The analysis of population survey results show that the negative attitudes of the Roma ethnic minority during the Independence period have remained high and have changed just slightly: the Roma was evaluated as the ethnic group with which Lithuanian population would not want to live in the neighborhood or work in the same workplace most.



Antigypsyism is the specific racism towards Roma and others who are stigmatized as “gypsies” in the public imagination. It is not a “minority issue” as well as the result of the poor living conditions many Roma have to live in, or the result of “how different they are”. It inverts cause and effect.

What sets antigypsyism apart is its high level of social acceptance. It is like a continuous headwind. “Roma inclusion” will remain illusory as long as we do not confront the headwind itself. There is  as yet no commonly accepted definition of antigypsyism that finds wide acceptance in civil society, public institutions and academia. This recognition is a momentous step in the struggle for equal rights.

To formulate a working definition of antigypsyism that finds wide acceptance and makes the concept relevant for a broader group of decision makers should help create effective action to combat it. To acknowledge antigypsyism is to recognize the multifaceted character of the phenomenon and the common roots of discriminatory practices with widely varying forms and intensities. The arguments presented here favour the use of the term “antigypsyism” over terms like “anti-Romani racism” or “Romophobia”, which are sometimes proposed as synonymous.

Today’s antigypsyism has deep historical roots in our societies. It should be clearly understood that Romani people are not the cause of this ideology. The effects of historical discrimination and persecution do not end with the act itself, but continue to negatively affect the people. The basis of antigypsyism ideology is the presumption of fundamental differences between “them” and “us” which informs group construction processes and the designation of identities of those outside the group.

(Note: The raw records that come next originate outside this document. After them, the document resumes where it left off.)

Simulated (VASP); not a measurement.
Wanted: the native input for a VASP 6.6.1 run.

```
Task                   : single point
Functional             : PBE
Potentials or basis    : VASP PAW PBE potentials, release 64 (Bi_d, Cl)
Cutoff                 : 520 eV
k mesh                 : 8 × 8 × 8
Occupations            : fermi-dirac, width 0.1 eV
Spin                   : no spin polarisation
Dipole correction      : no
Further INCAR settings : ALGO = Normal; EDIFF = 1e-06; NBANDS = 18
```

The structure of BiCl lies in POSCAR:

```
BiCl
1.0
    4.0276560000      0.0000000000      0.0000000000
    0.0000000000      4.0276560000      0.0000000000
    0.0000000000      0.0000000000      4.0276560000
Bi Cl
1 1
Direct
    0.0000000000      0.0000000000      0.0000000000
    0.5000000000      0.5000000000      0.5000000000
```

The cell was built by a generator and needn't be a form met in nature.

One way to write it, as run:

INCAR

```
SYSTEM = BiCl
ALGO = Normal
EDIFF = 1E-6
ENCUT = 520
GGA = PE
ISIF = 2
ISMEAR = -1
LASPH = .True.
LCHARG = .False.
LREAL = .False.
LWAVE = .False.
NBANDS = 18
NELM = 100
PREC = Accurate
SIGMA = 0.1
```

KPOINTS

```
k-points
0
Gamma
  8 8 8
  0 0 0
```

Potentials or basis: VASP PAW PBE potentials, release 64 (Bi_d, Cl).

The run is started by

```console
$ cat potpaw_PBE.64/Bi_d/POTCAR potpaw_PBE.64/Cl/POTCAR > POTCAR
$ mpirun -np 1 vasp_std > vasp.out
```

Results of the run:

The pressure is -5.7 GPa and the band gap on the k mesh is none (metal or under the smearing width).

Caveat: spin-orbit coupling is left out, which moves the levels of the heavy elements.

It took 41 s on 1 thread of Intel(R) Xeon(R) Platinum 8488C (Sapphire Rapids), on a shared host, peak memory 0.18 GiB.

‘Antigypsyism’ has no relation to the actual people being stigmatized as ‘gypsies’ but presents a mirror image of our societies’ dominant norms: it pronounces how its members should not behave and thus acts to discipline them. Roma can be subjected to collective acts of discrimination such as hate speech, as well as institutional discrimination that reproduces existing patterns of disadvantage.

The institutions that are supposed to protect citizens from acts of discrimination and violence in practice all too often fail to extend the same level of protection to Roma as to non-Roma, exactly because of antigypsyism. To be labeled as the ‘other’ on a daily basis and having certain characteristics ascribed to you, has important socio-psychological effects. It is important to understand and accept that antigypsyism is not limited to right-wing extremism, but finds its way well into mainstream society and can be found among voters and representatives of any party.

What connects the intentionally malevolent and putatively benevolent forms of antigypsyism is their shared assumption that Romani people are fundamentally different and therefore need to be treated in a specific way and cannot be considered actors in their own right. Reactions are usually based on the assumption that either there is no problem, or that the marginalised people themselves are responsible for their situation.

The existing international and national monitoring structures need to be revisited in order to effectively document the complex manifestations of antigypsyism.

Antigypsyism refers to a specific form of racism: racism against people from Roma communities. It is very similar both in meaning, and in terms of its impact, to Romophobia, which describes fear, dislike or hatred of Roma people. It has been increasing in recent years, but the problem has old roots in Europe. For nearly a thousand years, the Roma in Europe have been stigmatised, abused, misunderstood, misjudged, excluded from society, denied the possibilities that others have been given, and blamed for many social ills. Such a history of injustice and discrimination, continuing to the present day, is a shameful indictment on European societies. It is bound to have left scars.

The problem of antigypsyism exists at different levels: 

  • It exists in people’s minds, at the level of attitudes, affecting the way that people think about Roma;
  • It exist at the level of individual behaviour, shaping the way that people relate to and speak about Roma;
  • It exist at the level of society as a whole, in the structures and policies which discriminate against the Roma.

The level of negative attitudes towards Roma:

  • In the same year, 91% of Lithuanians said that they would be uncomfortable with a Roma neighbour;
  • Opinion polls in other European countries have found that antigypsyism operates even in the absence of direct contact with the Roma.

The level of behaviour with Roma:

  • On average – every second Roma respondent was discriminated against at least once in the previous 12 months;
  • Roma who were discriminated against experienced on average 11 incidents of discrimination over a 12-month period;
  • On average – 1 in 4 Roma respondents were victims of personal crime, including assaults, threats, serious harassment, at least once in the previous 12 months;
  • On average – 1 in 5 Roma respondents were victims of racially motivated personal crime, including assaults, threats and serious harassment, at least once in the previous 12 months.

Our actions are usually affected by our attitude. It also affects ones who are affected by our behavior. Racist attitude directed against Roma often result in hatred and racist speech, and sometimes in even more harmful behavior such as physical violence.

Negative attitude towards the Roma affects their vulnerability. In some areas, Roma’s access to health services, full-fledged education and employment have decreased.

In certain countries, the negative attitude towards Roma is manifested due to the fact that not all Roma have identity documents, especially when registering children to study in schools. The lack of public transport or its funding, bullying, as well as the lack of learning tools, are the main obstacles for Roma children to pursue education.

The implemented policies and practices in the field of education often distinguish Roma children from other children – this is the conclusion reached by the Council of Europe. Education services currently remain inaccessible to Roma living in isolated communities, it might be either a remote village or a section of the city.